Secretly, back then, I had my doubts. I didn’t believe the light-green plant in my hand was remotely related to the brown vegetable I had loved to eat in Korea. I’d eaten it sautéed as one of several smaller dishes offered in addition to rice or one of the ingredients in bibimbap: the Korean dish of rice and an assortment of vegetables (carrots, spinach, zucchini, bean sprouts), pickled or sautéed, a small serving of marinated beef, and a sunny-side up egg, mixed with spicy gochujang. Among those ingredients, the one that stood out as one we’d been missing while in the United States was the carob-colored thick threads of this vegetable.
At home these stalks were dried for days, then soaked and boiled, seasoned and stir-fried. After it was cooked, the vegetable was tender but firm, savory in a woodsy way—a cross between spinach and mushroom in a single brown strand.
This weed in the park was my favorite Korean vegetable.
*
I’d seen a trailer for the movie Minari months earlierbut didn’t watch the film until March. I knew to be on guard because my mother had died five years ago and I was afraid I’d be reminded of her. But I knew I had to see it. Friends and family were debating its merits. I wanted to have an opinion to weigh in, and I was curious. A film about a Korean American immigrant family is a rarity. Lee Isaac Chung’s movie begins with a view of green fields in a blur outside a car window. It transported me back in time. I felt an ache start in my chest, and it didn’t cease for the entirety of the film, like the moment you’re about to cry, only that moment goes on and on.

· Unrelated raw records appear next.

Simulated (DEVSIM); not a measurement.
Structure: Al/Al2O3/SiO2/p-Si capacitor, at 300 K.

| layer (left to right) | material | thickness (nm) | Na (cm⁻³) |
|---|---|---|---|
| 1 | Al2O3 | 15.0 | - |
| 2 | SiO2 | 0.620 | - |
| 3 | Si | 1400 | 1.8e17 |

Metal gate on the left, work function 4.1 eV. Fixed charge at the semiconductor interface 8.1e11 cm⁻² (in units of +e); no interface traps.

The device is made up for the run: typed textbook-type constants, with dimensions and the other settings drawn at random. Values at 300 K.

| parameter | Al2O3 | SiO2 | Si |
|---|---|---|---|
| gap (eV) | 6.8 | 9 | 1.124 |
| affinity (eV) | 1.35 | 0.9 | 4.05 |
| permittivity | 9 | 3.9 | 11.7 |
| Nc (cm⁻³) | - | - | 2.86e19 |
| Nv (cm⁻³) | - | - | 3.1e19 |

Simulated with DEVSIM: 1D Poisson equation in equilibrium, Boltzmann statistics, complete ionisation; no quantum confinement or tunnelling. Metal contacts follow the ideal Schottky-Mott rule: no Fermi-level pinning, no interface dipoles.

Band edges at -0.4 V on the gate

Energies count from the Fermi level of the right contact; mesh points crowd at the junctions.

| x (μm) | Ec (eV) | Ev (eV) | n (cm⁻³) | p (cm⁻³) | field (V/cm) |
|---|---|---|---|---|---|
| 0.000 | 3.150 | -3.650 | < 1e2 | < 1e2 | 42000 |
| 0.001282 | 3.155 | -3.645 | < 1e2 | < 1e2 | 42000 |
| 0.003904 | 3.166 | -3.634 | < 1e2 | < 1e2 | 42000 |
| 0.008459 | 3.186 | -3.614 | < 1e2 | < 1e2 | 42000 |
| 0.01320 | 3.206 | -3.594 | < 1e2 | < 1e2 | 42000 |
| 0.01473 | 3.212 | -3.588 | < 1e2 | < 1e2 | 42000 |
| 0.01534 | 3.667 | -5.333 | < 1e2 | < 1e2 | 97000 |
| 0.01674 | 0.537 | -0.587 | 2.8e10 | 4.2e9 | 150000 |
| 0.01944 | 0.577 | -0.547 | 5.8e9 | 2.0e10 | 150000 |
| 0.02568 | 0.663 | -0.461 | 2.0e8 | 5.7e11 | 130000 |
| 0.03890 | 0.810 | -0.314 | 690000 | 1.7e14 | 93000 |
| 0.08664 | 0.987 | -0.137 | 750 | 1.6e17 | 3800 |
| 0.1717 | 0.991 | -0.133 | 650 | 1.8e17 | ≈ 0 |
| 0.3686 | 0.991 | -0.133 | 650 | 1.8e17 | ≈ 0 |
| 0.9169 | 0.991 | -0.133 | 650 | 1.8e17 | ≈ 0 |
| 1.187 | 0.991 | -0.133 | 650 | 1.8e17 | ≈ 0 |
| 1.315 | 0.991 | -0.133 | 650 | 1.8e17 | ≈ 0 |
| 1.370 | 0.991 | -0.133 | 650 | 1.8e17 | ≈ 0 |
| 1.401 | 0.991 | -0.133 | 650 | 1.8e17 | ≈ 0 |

Minari is set in Arkansas—far from my aunt’s old home in Rhode Island—and takes place in the ’80s. But it’s about an immigrant Korean American family like my own. I was four years old when we arrived in the United States, a little younger than the character David in the movie. At one point, he and his grandmother, Soonja, trek through a field of tall grass toward a stream and discover that the minari seeds Soonja had planted weeks earlier have flourished. They’re now vegetables ready to be harvested. She is elated, praising the endurance of minari, how it grows without tending unlike many other vegetables. David picks up on her joy. He sings a song about minari, a song he’s made up, and Soonja sings along with him, in her Korean accent, repeating “wonderful minari, wonderful,” over and over again. In a time when so much is disappointment and struggle for David’s family, minari’s ability to grow far from its native soil is nearly miraculous.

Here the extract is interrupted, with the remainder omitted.